The raging e-commerce wars in India just got a little more intense overnight. E-commerce site Snapdeal, a competitor to Flipkart and Amazon, received a US$500 million injection that was led by China's Alibaba, Taiwan's Foxconn, and Japan's Softbank, making it the second biggest round of cash raised by the company.
Contract manufacturer Foxconn, which only last week announced an ambitious $5 billion plan to set up manufacturing facilities in the state of Maharashtra, waded into the great Indian e-commerce game by putting up $200 million into Snapdeal, which included the absorption of part of eBay's stake in the Indian e-commerce site that's worth $50 million.
Snapdeal, which considers itself an Indian version of Alibaba, had earlier raised $627 million from Japanese firm Softbank, which had been aggressively investing in Indian companies over the last year. Existing investors Temasek, BlackRock, Myriad, and Premji Invest also participated in the round. Collectively, Snapdeal raised more than $800 million across three rounds in February, August, and October last year; valuing the company, according to media speculation, between $4.5 to $5 billion. Market leader Flipkart has so far raised over $2.5 billion.

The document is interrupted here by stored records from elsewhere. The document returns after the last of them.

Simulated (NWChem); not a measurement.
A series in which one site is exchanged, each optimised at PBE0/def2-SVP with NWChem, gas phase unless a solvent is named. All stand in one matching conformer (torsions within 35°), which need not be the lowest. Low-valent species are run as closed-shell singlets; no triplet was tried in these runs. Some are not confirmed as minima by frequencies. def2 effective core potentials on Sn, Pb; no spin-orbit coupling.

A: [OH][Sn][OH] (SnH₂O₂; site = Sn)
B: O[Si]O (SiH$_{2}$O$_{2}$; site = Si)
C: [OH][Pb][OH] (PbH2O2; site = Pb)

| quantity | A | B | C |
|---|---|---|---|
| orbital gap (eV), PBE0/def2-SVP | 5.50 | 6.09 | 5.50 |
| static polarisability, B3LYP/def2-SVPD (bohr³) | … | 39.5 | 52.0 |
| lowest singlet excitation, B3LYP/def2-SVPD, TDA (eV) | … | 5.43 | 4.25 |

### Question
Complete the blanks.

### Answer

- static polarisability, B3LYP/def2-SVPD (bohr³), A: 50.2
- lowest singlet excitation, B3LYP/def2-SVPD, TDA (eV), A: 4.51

These may seem enormous sums of money for a market that is yet to demonstrate its true potential, with valuations stratospheric enough to seem almost fantastical. Observors of the e-commerce landscape in the country continue to point to non-existent profitability models and think that so far, hefty investments in the space are simply following the 'greater fool' theory where an existing investment is rescued by the next biggest fool who buys into the game.
And yet, for those who stick it out and survive the long game, the prospects are mouth watering. Online retail is pegged to reach $60 billion by 2020 from $4.47 billion last year, according to a report by investment bank UBS. So steady has been the migration by consumers to the web, that Indian newspapers are abound with reports of existing retailers also stampeding to the net after seeing retail sales being impacted by their online brethren.
The race has never been as frenetic as it has in the last several months and promises to get more cut-throat. The US major Amazon has in a short space of time given both Flipkart and Snapdeal a run for their money, already infusing over $500 million into its Indian subsidiary within a year of CEO Jeff Bezos promising a $2 billion investment in India. This has had an enormous impact on its competitiveness in India.
Apparently, the US-based Amazon registered a massive fourfold increase in sales figures in the June quarter, and threefold compared to the same quarter a year ago -- figures reportedly "net of discounts, product returns and taxes." Sales figures for Flipkart and Snapdeal have logged a 150 percent and 222 percent increase respectively, compared to the same quarter last year, although these figures apparently do not reflect discounts or returns.
The period from October to December, which contains the holiday period of Diwali, will be a time of reckoning for these three firms; battling each other as they rake in half of their annual earnings when Indians habitually splurge on everything from cars to phones.
Experts say that market share leader Flipkart and Snapdeal, third in the rankings, will have to up their game in order to compete with an Amazon that is benefitting from over a decade and a half of pioneering this field, making it equipped with cutting-edge technology and data analytics.